Four Pakistani state-owned petroleum companies (SoEs) have signed
on Thursday a memorandum of understanding (MoU) to facilitate US$10 billion
Saudi investment in a new oil refinery at Gwadar, Baluchistan with a refining
capacity of 300,000 barrels per day – the first in more than a decade and the
largest in the country.
The
government is reportedly in the advanced stages of negotiations with Saudi
giant Aramco to execute the Greenfield refinery project at the strategic Gwadar
Port and wanted to complete the initial paperwork before its tenure ends in two
weeks.
Oil and Gas Development Company (OGDCL), Pakistan State Oil Company
(PSO), Pakistan Petroleum (PPL), and Government Holdings (GHPL) signed the MoU
to join hands and provide comfort to the Saudi firm to enter Pakistan with a
major investment. The four SoEs would join the project through equity
participation.
The
project envisions setting up an integrated refinery petrochemical complex with
a crude oil processing capacity of a minimum 300,000 bpd along with a
petrochemical facility. The integrated complex shall comprise various
components such as marine infrastructure, petrochemical complex, storages for
crude oil and refined products, pipeline connectivity etc.
According
to the Petroleum Division, despite being integral to the growth of the economy,
no new refinery project has materialized in Pakistan for more than a decade and
only two refineries have been added in the last 40 years. Compared to the 20
million tons of refining capacity, the actual capacity utilization is at around
11 million tons.
This is mainly due to the decreasing furnace oil demand in
the country as a result of a change in the energy mix in the power sector and
the fixed production slate of refineries that cannot produce just petrol and
high-speed diesel and all products are produced simultaneously. Thus, as
furnace oil demand declines, refineries have to lower their overall production
and struggle to maintain their throughput at optimal levels.

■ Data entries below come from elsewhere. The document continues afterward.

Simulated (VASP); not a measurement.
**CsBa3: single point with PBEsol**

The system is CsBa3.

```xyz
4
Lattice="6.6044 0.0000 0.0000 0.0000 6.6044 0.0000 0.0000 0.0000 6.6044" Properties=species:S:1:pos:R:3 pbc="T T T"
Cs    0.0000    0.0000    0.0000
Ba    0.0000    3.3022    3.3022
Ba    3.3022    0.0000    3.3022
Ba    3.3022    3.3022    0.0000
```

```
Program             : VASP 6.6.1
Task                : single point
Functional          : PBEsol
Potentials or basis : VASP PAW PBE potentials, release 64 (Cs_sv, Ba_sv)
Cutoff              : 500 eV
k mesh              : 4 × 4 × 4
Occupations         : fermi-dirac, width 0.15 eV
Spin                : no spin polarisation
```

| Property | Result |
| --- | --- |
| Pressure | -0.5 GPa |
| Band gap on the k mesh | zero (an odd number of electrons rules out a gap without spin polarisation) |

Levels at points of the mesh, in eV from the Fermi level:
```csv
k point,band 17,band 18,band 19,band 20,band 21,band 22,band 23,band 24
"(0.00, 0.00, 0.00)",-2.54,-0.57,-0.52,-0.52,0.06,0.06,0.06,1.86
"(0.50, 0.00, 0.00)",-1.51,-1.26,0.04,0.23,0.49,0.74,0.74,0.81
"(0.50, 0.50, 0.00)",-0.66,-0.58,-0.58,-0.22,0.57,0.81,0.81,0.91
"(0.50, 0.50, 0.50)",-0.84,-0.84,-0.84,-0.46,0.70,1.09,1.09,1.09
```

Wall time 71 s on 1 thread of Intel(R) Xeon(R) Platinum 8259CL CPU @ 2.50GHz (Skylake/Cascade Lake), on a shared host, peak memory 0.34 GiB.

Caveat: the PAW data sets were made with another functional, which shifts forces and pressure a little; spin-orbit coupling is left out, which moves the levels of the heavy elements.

This is despite the fact that independent consultants
forecast Pakistan’s demand for petrol and diesel to grow beyond 33 million tons
per annum by 2023.
To facilitate the Saudi investment in refining, the
government has recently passed a new policy under which a new deep conversion
oil refinery of a minimum 300,000 bpd achieving financial close of the project
within five years shall be eligible for a customs duty of 7.5% for 25 years on
petrol and diesel of all grades produced effective from the date of commissioning
of the refinery.
The said refinery shall also enjoy a 20-year tax holiday and
would also be entitled to exemption from levy of customs duties, surcharges,
withholding tax, general sales tax, any other ad valorem tax or any other
levies and duties on import of any equipment to be installed, or material to be
used in the refinery projects without any precondition for obtaining
certification by the Engineering Development Board.
These
fiscal incentives and other facilitation would be recorded and protected under
the project agreements between the project company, the key sponsors, investors
and the concerned government and would be protected through a grant to Special
Economic Zones Act.
Minister for State Musadiq Malik, who witnessed the MoU
signing ceremony, said the Saudi oil firm showed a willingness to inject the
entire equity into the multibillion-dollar refinery project, leading the
Pakistani government to decide on a joint venture with key SoEs.